The Rights Plan was unanimously approved by the Board of Directors. It is not being adopted in
response to any proposal to acquire control of the Company, however, the Board of Directors has
recognized that there are certain concentrations of ownership of the common stock of the Company
and deemed it to be in the best interests of the Companys shareholders to take action which would
protect the interests of the minority shareholders of the Company in a transaction involving a
change of control of the Company.
The terms of the Rights Plan provide for the Companys shareholders to receive one right for each
outstanding common share held. In general, the rights will become exercisable if a person or group
acquires 10% or more of the Companys common stock or announces a tender offer or exchange offer
for 10% or more of the Companys common stock. The Rights Plan grandfathers in the existing
interest of shareholders who currently own in excess of 10%, but would be triggered by any
additional purchases.
When the rights initially become exercisable, as described above, each holder of a Right will be
allowed to purchase one one-thousandth of a share of a newly created series of the Companys
preferred shares at an exercise price of $14.00. However, if a person acquires 10% or more of the
Companys common stock in a transaction that was not approved by the Board of Directors, each right
would entitle the holder (other than such an acquiring person) to purchase common stock in an
amount equivalent to the exercise price at a 75% discount to the market price of the Companys
common stock at that time the rights Plan is triggered.
The rights will expire on July 18, 2014. The Company may redeem the rights for $0.01 each at any
time until the tenth business day following public announcement that a person or group has acquired
10% or more of its outstanding common stock or one of the grandfathered common stock holders has
purchased additional common stock.
The Rights Plan will terminate if it is not ratified by the Companys shareholders within 12 months
of its adoption. The Company intends to submit the Rights Plan for approval by its shareholders at
its 2011 Annual Meeting of Shareholders.
A summary of the Rights Plan will be included in a Current Report on Form 8-K to be filed by
Breeze-Eastern Corporation with the Securities and Exchange Commission.

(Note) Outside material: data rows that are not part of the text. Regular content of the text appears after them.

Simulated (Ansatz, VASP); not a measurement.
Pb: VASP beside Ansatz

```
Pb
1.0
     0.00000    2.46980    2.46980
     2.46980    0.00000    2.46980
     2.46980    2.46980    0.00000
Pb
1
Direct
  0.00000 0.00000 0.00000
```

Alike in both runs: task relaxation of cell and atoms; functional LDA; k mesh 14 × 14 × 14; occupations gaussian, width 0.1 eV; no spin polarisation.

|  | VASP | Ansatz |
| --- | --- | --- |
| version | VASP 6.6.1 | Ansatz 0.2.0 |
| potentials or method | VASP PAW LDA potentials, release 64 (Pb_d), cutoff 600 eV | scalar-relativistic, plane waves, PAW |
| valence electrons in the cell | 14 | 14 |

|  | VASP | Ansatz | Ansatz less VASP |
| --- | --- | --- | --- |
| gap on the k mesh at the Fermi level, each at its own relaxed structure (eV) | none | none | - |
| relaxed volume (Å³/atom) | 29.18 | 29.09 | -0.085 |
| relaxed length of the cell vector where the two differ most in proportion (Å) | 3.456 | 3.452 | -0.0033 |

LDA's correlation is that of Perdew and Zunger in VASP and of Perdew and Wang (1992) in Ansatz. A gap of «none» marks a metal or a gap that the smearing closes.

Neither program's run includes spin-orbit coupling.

About Breeze-Eastern Corporation
Breeze-Eastern Corporation (http://www.breeze-eastern.com) is the worlds leading designer and
manufacturer of high performance lifting and pulling devices for military and civilian aircraft,
including rescue hoists, winches and cargo hooks, and weapons-lifting systems. The Company employs
approximately 160 people at its facilities in Whippany, New Jersey.
Safe Harbor
Certain statements contained in this press release are forward-looking statements within the
meaning of applicable federal securities laws, including, without limitation, anything relating or
referring to future financial results and plans for future business development activities, and are
thus prospective. Forward-
looking statements are inherently subject to risks and uncertainties, some of which cannot be
predicted or quantified based on current expectations. Such risks and uncertainties include,
without limitation, the risks and uncertainties set forth from time to time in reports filed by the
Company with the Securities and Exchange Commission. Although the Company believes that the
expectations reflected in such forward-looking statements are reasonable, it can give no assurance
that such expectations will prove to be correct. Consequently, future events and actual results
could differ materially from those set forth in, contemplated by, or underlying the forward-looking
statements contained herein. The Company undertakes no obligation to correct or update any
forward-looking statements, whether as a result of new information, future events or otherwise.